QoS based Web service discovery
Posted by Aditya Thatte on September 12, 2009
With the increasing importance of Quality of Service (QoS) in computer science and IT, the need to have well performing services has become essential, because of their distributed nature. The performance characteristics of such Web services becomes the key in deciding which one to use (bind to) at runtime. Here we consider both, enterprises services as well as the ones exposed over the web. Performance ( response time ) is one of the most critical parameters in determining the QoS of any software component to to maintain Service Level Agreements (SLA) between the consumers and providers, especially in mission critical service composition scenarios.. Most software components do not come with any specification in terms of QoS ( eg. response time, CPU utilization, availability etc ), because of which it is hard to determine the performance of such components. These QoS characteristics and or specifications form an essential part in systems which invoke and compose software services ( components ) dynamically on the fly.

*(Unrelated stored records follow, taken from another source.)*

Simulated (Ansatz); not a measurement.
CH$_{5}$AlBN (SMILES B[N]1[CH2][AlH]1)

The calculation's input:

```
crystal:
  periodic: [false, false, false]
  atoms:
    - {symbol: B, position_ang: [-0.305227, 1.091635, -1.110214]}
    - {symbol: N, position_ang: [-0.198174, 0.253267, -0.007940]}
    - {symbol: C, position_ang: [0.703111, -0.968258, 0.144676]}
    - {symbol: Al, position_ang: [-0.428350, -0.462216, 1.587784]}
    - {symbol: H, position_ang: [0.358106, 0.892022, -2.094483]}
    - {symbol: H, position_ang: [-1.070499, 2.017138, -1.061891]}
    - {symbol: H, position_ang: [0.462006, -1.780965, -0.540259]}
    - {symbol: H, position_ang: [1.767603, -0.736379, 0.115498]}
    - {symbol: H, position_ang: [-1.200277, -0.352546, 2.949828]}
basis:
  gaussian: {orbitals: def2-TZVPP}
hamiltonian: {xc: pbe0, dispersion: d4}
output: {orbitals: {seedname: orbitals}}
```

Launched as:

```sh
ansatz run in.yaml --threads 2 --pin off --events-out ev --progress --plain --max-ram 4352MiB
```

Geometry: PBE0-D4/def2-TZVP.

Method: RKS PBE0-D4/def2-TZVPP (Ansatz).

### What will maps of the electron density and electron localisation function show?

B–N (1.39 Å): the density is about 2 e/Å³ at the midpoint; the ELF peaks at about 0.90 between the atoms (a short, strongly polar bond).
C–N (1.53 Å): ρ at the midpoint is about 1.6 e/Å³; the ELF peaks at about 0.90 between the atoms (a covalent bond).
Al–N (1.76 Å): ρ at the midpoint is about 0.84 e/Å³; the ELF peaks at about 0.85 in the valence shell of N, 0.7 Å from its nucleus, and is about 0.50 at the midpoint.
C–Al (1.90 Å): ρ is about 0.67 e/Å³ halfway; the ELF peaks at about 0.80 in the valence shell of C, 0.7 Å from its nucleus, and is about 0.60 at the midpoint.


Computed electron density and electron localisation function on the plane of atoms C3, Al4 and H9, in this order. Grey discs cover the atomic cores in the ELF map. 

Many research groups have and still are contributing to the notion of QoS based Web service discovery, which attempts to discover services based not only on IOPEs but QoS specifications as well. Using semantics we are able to describe QoS parameters within Web service descriptions, which then will be useful in dynamic discovery and invocation based on those parameters. So if a requestor wishes to bind to a service with a response time under 20 ms, the semantic matchmaker can apply matchmaking that fits the corresponding criteria of the requestor. Essentially, this QoS information can form a part of the ontology for Web services ( OWL-S / WSMO ) and the matchmaker can refer to these ontologies during discovery and enable subsequent invocation of the service. This approach can prove to be indispensible in enabling mission critical performant systems. However one thing to be kept in mind is, the QoS specifications will be only local to that provider since the service operates within those limits based on that particular target environment and will change accordingly as the service is hosted into a new operating environment.